Federal, State, Local and International Taxes – If you itemize deductions on your tax return, you may be able to deduct certain miscellaneous expenses. You may benefit from this because a tax deduction normally reduces your federal income tax.

Here are some things you should know about miscellaneous deductions:

Deductions Subject to the Two Percent Limit. You can deduct most miscellaneous expenses only if they exceed two percent of your adjusted gross income. These include expenses such as:
• Unreimbursed employee expenses.
• Expenses related to searching for a new job in the same profession.
• Certain work clothes and uniforms.
• Tools needed for your job.
• Union dues.
• Work-related travel and transportation.
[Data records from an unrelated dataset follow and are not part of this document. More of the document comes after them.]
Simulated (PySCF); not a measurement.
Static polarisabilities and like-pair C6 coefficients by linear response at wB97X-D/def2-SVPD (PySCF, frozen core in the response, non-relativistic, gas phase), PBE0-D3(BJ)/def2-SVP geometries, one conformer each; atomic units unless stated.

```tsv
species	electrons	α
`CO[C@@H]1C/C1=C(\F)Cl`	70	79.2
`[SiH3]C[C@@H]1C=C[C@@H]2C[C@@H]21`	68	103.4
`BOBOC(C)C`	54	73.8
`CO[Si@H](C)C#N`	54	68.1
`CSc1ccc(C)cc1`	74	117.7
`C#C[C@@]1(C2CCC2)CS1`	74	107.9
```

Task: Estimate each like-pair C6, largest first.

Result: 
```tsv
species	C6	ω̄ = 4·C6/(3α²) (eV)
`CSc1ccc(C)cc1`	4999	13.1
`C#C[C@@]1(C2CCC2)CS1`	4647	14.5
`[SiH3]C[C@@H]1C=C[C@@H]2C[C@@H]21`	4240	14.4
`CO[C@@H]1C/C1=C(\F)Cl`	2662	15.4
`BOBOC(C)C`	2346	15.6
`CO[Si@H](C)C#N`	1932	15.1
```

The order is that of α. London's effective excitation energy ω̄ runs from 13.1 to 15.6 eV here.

Deductions Not Subject to the Two Percent Limit. Some deductions are not subject to the two percent of AGI limit. Some expenses on this list include:
• Certain casualty and theft losses. This deduction applies if you held the damaged or stolen property for investment. Property that you hold for investment may include assets such as stocks, bonds and works of art.
• Gambling losses up to the amount of gambling winnings.
• Losses from Ponzi-type investment schemes.

Many expenses are not deductible. For example, you can’t deduct personal living or family expenses. Report your miscellaneous deductions on Schedule A, Itemized Deductions. Be sure to keep records of your deductions as a reminder when you file your taxes in 2014.